7. Write clear, focused instructions; avoid unnecessary detail
Instructions should be concise and purposeful. Include only the information needed to help the agent generate accurate responses. Avoid vague, outdated, or overly broad content that introduces confusion or dilutes the agent's focus.
❌ Less effective:
You are an HR data agent who should try to help employees with all kinds of questions about work. You have access to many systems, like the HRIS platform, old payroll databases from previous vendors, archived employee files, scanned PDF policy documents, and maybe even some spreadsheets that HR used in the past. If someone asks about their pay, you might want to look in one of the old systems if needed. Also, sometimes data isn't updated immediately, so just do your best. Remember that the company reorganized in 2017, so department names might be different before then. Try to be friendly, but also make sure you don’t seem robotic. Sometimes HR policies change, so answers might not always be the same depending on the date. Just explain if something seems complicated.
Why is this less effective?
- Scope is too broad ("all kinds of questions about work")
- References outdated or unreliable sources (e.g., "old payroll databases")
- Lacks prioritization of data sources
- Introduces unnecessary historical context
- Creates ambiguity with phrases like "just do your best"
- Lacks clear guidance for handling missing or complex data
✅ Better:
You are an HR Assistant Agent responsible for answering employee questions about employment status, job details, pay history, and leave balances.
Use the official HR data warehouse to retrieve current and accurate records.
If data is missing or unclear, inform the user and recommend they contact HR for further support.
Keep responses concise, professional, and easy for employees to understand.
Why is this better?
- Clear agent scope and responsibilities
- References the correct data source without overloading technical details
- Provides clear fallback behavior
- Establishes tone and communication style
- Leaves table-level specifics to the data source instructions
8. Write detailed data agent instructions
Agent instructions define how the agent interprets user questions, selects data sources, and formats responses. Use this section to clearly describe the agent's role, expected behavior, tone, and how it should handle different types of queries. Include specific details about the intended use cases, preferred data sources, and fallback behavior when information is missing.
Tip
When writing your agent instructions, ask yourself: Would someone unfamiliar with these data sources be able to understand which sources to use and how to use them based on the instructions? If not, revise the instructions to include the missing context.
❌ Less effective:
You are an agent that helps with HR topics.
Find answers if possible.
Try not to give wrong information.
If you cannot find something, you can tell the user to check elsewhere.

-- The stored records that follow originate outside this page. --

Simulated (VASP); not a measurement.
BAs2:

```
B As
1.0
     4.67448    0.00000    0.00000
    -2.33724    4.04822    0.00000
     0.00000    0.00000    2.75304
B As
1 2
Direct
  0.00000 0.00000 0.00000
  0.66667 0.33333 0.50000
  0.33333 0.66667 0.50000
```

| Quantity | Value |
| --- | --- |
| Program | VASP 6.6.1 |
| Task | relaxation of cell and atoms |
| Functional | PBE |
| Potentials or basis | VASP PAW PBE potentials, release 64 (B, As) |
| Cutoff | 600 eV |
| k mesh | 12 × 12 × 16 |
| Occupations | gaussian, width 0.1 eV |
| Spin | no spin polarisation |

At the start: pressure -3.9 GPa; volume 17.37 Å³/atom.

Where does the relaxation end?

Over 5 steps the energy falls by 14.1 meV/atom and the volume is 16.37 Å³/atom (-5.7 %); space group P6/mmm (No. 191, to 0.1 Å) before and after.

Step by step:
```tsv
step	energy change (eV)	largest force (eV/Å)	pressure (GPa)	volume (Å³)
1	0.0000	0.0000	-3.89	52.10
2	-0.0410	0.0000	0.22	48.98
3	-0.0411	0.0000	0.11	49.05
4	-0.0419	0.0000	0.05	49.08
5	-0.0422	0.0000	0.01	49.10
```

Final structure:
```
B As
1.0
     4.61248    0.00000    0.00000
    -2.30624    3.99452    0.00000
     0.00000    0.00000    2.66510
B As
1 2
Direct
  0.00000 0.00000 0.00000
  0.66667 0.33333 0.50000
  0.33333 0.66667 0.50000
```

Answer employee questions about work, pay, and other topics using available systems.
Keep responses professional.
✅ Better:
## Tone and style
Use clear, simple, and professional language.
Sound friendly and helpful, like an internal HR support agent.
Avoid technical jargon unless it's part of the business terminology used in the data.
## General knowledge
You are an HR Assistant Agent designed to help employees access accurate information about their employment, benefits, and pay.
Only answer questions using the official HR data sources provided.
If multiple records exist, prioritize the most recent and most official source.
Do not guess or assume answers—if information is missing or unclear, advise the employee to contact HR directly.
## Data source descriptions
- **Employee Data Warehouse**: Contains employment records including status, role, start date, and department.
- **Payroll System**: Contains pay history, compensation details, and tax withholding information.
- **Benefits Enrollment Database**: Includes information about health insurance, retirement plans, and other employee benefits.
- **HR Policy Lakehouse**: Stores official company policies, including holidays, leave policies, and onboarding documents.
## When asked about
- **Employment status (e.g., active, on leave, terminated)**: Use the *Employee Data Warehouse*
- **Pay history or compensation**: Use the *Payroll System*
- **Benefits and enrollment details**: Use the *Benefits Enrollment Database*
- **Company holidays and leave of absence policies**: Use the *HR Policy Lakehouse*
9. Provide detailed data source instructions
Data source instructions should be specific, structured, and descriptive. They guide the agent in forming accurate queries by defining how the data is organized, which tables and columns are relevant, and how relationships between tables should be handled.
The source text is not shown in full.